Network traffic analysis: from packet analysis to flow analysis
This post is also available in : Spanish
Network traffic analysis as a foundation for monitoring
Monitoring has always relied on both network administration and network traffic analysis. Both fields provide ways to obtain data that allows us to obtain information about the general state of the platform.
It is easy to understand that when faced with, for example, an application performance problem, we want to be able to observe and evaluate the traffic generated, and this is just what network traffic analysis does.
This natural first impulse to observe traffic is actually justified, as traffic analysis has proven useful in identifying problems such as configuration errors, server performance deterioration, latency problems in some of the network components, and so many other error conditions.
Two ways to do network traffic analysis
There are at least two ways to perform network traffic analysis: packet analysis and network traffic flow analysis.
In both techniques, of course, the goal is the same: to obtain information on network traffic that can be presented in an interface that facilitates its evaluation.
The differences between one form and the other are concentrated in the methodology used.
Packet analysis gives the possibility to evaluate network traffic from packet to packet, while flow analysis aims to collect metadata or traffic information and to facilitate statistical analysis.
Let’s take the following diagram as a guide:
Description: Diagram with the relationship between monitoring and analysis of network traffic and network administration.
About packet analysis
Packet analysis is based on the application of capture techniques, such as the configuration of SPAN ports (Switch Port Analyzer) or the installation of equipment such as TAPs (Terminal Network TAPs) to access network traffic.
Actually, TAP devices were developed to cover certain deficiencies that arise when applying SPAN ports, such as the dependence on the processing resources of the switch where they are configured and the delicate relationship between the amount of traffic we intend to capture and the capacity of the SPAN port itself.
If you are interested in specifying the conveniences of SPAN ports and network TAPs, we recommend the article published in this blog which delves into the capture of packets using network TAPs.
Once the issue of capture is resolved, two very important issues are raised:
- Traffic storage: the point is whether we can do analysis in real time or in deferred time and the cost in storage that the analysis supposes.
- The selection of the packets that we want to evaluate: in order to address this issue, the tools that implement package analysis usually offer many facilities that allow us to choose and select the packets that we want to evaluate.
The variables of choice are usually multiple, from source and destination IP addresses to the presence of a certain sequence of bytes in the packets.
Another important point to mention in terms of packet analysis is the treatment given to the data portion of the packets.

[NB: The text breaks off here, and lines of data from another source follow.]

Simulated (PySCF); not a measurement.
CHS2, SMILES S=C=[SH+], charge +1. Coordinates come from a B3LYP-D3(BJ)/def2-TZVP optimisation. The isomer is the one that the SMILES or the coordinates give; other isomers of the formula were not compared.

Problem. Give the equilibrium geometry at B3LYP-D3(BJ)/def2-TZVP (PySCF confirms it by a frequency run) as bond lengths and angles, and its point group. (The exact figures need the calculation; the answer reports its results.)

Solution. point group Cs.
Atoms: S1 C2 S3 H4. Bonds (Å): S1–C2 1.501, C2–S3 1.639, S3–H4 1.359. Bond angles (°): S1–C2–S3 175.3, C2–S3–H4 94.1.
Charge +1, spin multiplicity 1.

The traditional analysis of packets is maintained in the revision of the headers, leaving without visualization the portion corresponding to the data.
This approach has three justifications:
- With the evaluation of the headings there is a lot of information that can be inferred.
- By bypassing the data portion, storage costs are kept at bay.
- The portion of data usually has sensitive information for users and for the organization, so its evaluation can lead us to violate security and data protection rules.
However, for years Internet traffic has been evaluated under the precepts of a technique known as deep packet inspection.
The deep packet inspection contemplates the review and evaluation of the headers and the data portion of the packets.
Recently, its application has transcended the scope of Internet traffic and has shifted to business traffic, of course with many controversies over possible risks to data privacy.
If you are interested in knowing in more detail the implications of the deep inspection of packets we recommend our article on this subject, published a few months ago in this blog.
About traffic flow analysis
Traffic flow analysis proposes the following:
- To evaluate network traffic based on common characteristics. In other words, the starting point is an abstraction -called “traffic flow”- that corresponds to all the traffic that shares certain common characteristics and moves from one network host to another.For example, if we consider all the traffic that a station and a server can share, that traffic that is part of the same conversation or has the same objective will be considered as flow.
- The flow is not stored as such, only the metadata. The idea is to use the devices involved in the passing of network traffic to, without storing the packets that make up the traffic flow, generate information about the traffic flow or its metadata.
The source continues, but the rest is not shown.